It was 2007, and I had not even turned 23, but I had already gained some unique and valuable experience. I completed a summer internship at the powerhouse sports agency Wasserman Media Group, followed by a brief stint as an assistant coach for a professional basketball team in Bologna, Italy. Without any guarantees, I left my coaching position in Italy to take a job interview with sports agents Jeff Schwartz and Sam Goldfeder of Excel Sports Management. Fortunately, they decided to hire me and set a plan to groom me to be an agent. 

I had spent my entire life up to that point having expectations to follow in my family's footsteps by pursuing a career in basketball, either coaching or scouting. However, I was set to embark on a new journey down an unfamiliar path: a career as a sports agent.

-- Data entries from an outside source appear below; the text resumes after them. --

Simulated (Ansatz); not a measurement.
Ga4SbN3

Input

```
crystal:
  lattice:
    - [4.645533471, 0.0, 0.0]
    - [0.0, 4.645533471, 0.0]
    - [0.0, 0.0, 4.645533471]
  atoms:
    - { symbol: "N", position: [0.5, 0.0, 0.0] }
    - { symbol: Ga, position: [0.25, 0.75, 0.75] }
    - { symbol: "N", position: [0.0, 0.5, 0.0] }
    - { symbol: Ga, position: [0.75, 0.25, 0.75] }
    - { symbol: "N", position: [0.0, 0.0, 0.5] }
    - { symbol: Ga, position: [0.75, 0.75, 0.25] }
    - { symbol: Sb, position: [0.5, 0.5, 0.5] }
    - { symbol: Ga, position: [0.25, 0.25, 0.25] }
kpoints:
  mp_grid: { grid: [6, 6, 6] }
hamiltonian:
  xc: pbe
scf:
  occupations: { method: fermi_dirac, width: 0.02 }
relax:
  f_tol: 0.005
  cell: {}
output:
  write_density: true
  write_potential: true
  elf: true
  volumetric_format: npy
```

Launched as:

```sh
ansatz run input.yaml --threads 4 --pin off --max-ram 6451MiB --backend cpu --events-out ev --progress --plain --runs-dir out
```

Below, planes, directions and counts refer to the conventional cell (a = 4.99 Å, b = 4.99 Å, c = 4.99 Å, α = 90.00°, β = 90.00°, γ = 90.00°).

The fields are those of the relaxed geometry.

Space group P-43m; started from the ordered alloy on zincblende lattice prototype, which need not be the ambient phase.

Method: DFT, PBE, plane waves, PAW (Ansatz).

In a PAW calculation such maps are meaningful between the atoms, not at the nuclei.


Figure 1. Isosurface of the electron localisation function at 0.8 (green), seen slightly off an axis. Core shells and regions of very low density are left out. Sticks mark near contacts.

So, I packed all my belongings and moved back to Los Angeles, California, as I had lived there the previous summer. When I arrived, Sam Goldfeder and his lovely wife, Laura, were kind enough to welcome me to stay at their home until I sorted out where I would live long-term. Little did we know that I would stay with them for the entirety of my employment with Excel Sports.

My commute to the office from Sam's house was spectacular. I would start on Mulholland Drive, a famous road at the top of the hills that separates L.A. from "The Valley." I would then go down Beverly Glen Boulevard and head through the hearts of Bel-Air and Beverly Hills, two of the most prestigious neighborhoods you can find anywhere. I cruised down the hill each morning in my Jeep Cherokee, surrounded by luxury cars and some of the most exclusive real estate in the world. As I made my way toward Century City, I would meet the garage of my high-rise office building at 10100 Santa Monica Boulevard. And to say that commute inspired me would be an understatement. I was a young, hungry, ambitious kid just beginning my career. I was living among the rich and famous, and it fueled my fire even more.

While working at Excel Sports, something new and exciting happened daily. For example, star players like Paul Pierce or Tyson Chandler would stop by the office from time to time and have lunch with our staff and meet with the company's executives. We once went to a party for Lamar Odom's record label. There were always things like that happening. I also attended Lakers games regularly with Sam, sitting in the company's seats in the first row, which was an incredible vantage point to see Kobe Bryant in his prime.

Despite the fun and excitement of working at Excel Sports, I had some issues. There was an apparent disconnect among the executives on how I would be used initially. And I was frustrated.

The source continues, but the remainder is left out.